Along the San Andreas Fault

The San Andreas Fault Cutting Through the Carrizo Plain

Yesterday, as we were motoring along the Soda Lake Road through the heart of the Carrizo Plain, Bill Korn said something that made me sit up. “Those mountains on the right have nothing to do with the ones on the left.” The truth of that remark hit me between the eyes. The Plain was a boundary between two tectonic plates—the North American Plate on the right, which was moving ever so slowly to the southwest, and the Pacific Plate, containing most of the population of California, was as slowly heading northwest in the direction of Alaska. And Bill was right, the two mountain chains, separated from each other by only a few miles, had no resemblance.

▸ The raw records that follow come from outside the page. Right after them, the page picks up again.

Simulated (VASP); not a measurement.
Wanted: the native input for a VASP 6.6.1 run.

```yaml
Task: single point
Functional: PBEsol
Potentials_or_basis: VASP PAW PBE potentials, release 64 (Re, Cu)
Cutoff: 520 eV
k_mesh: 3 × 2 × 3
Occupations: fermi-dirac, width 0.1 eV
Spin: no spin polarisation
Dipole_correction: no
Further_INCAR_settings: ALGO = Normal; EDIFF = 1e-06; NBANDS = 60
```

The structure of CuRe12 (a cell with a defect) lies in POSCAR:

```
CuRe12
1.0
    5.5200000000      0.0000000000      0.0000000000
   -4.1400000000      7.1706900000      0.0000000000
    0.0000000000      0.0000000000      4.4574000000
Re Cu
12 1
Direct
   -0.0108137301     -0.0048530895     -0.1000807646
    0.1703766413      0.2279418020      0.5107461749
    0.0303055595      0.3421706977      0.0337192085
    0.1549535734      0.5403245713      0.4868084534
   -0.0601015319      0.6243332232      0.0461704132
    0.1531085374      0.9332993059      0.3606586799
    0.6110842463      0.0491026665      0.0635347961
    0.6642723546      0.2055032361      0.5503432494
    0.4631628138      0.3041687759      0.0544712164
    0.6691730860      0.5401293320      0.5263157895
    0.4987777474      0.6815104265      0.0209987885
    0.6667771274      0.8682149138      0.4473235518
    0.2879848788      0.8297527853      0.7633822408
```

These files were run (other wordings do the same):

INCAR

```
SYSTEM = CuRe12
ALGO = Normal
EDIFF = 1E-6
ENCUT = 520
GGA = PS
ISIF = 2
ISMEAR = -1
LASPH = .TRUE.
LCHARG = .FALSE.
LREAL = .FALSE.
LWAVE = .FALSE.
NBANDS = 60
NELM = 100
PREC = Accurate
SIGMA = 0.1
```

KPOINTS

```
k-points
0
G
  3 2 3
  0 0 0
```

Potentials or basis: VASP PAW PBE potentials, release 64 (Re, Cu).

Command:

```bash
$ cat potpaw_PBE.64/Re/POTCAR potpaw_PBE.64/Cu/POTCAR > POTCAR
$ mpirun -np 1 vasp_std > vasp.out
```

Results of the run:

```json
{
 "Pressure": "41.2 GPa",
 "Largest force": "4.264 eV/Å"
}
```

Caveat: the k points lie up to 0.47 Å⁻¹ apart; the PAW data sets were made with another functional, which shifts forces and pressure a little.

The movement amounts to an average of only a few millimeters a year, but there have been times that the motion has been more catastrophic. In 1857, the Fort Tejon Earthquake created the strange Chinese scenery of the Devil’s Punchbowl on the north slope of the San Gabriels. Then there was the 1906 temblor and fire that leveled San Francisco and the 1989 Loma Prieto quake. There will be more, a lot more, but hopefully spread over many years. I have lived through the 1971 Sylmar Quake and the 1994 Northridge Quake, both of which had me gelid with fear.

A Map of the San Andreas Fault

Perhaps I dwell too much in my blog posts about volcanoes, earthquakes, hundred year floods, and other disasters. That is because I realize how fragile our lives are. Most people would rather not think about such things, even if they are inevitable. So they build unreinforced brick houses on fault lines or live on the banks of rivers that frequently overflow their banks. Then there are those Guatemalan peasants who live on the slopes of volcanoes because the earth there is so conducive to growing coffee beans and other crops.

 

The Threat of Calamity

Volcán Agua Seen from Antigua

One thing my visit to Guatemala in January convinced me of is that certain places—perhaps all places—are susceptible to calamity. These include floods, earthquakes, tsunamis, volcanic eruptions, tornadoes, hurricanes, avalanches, and typhoons. In the highlands of Guatemala, there were several times that I was within sight of three volcanoes. One of them, Fuego, had erupted twice in 2018, causing 159 deaths and 256 missing persons, not to mention thousands of evacuations.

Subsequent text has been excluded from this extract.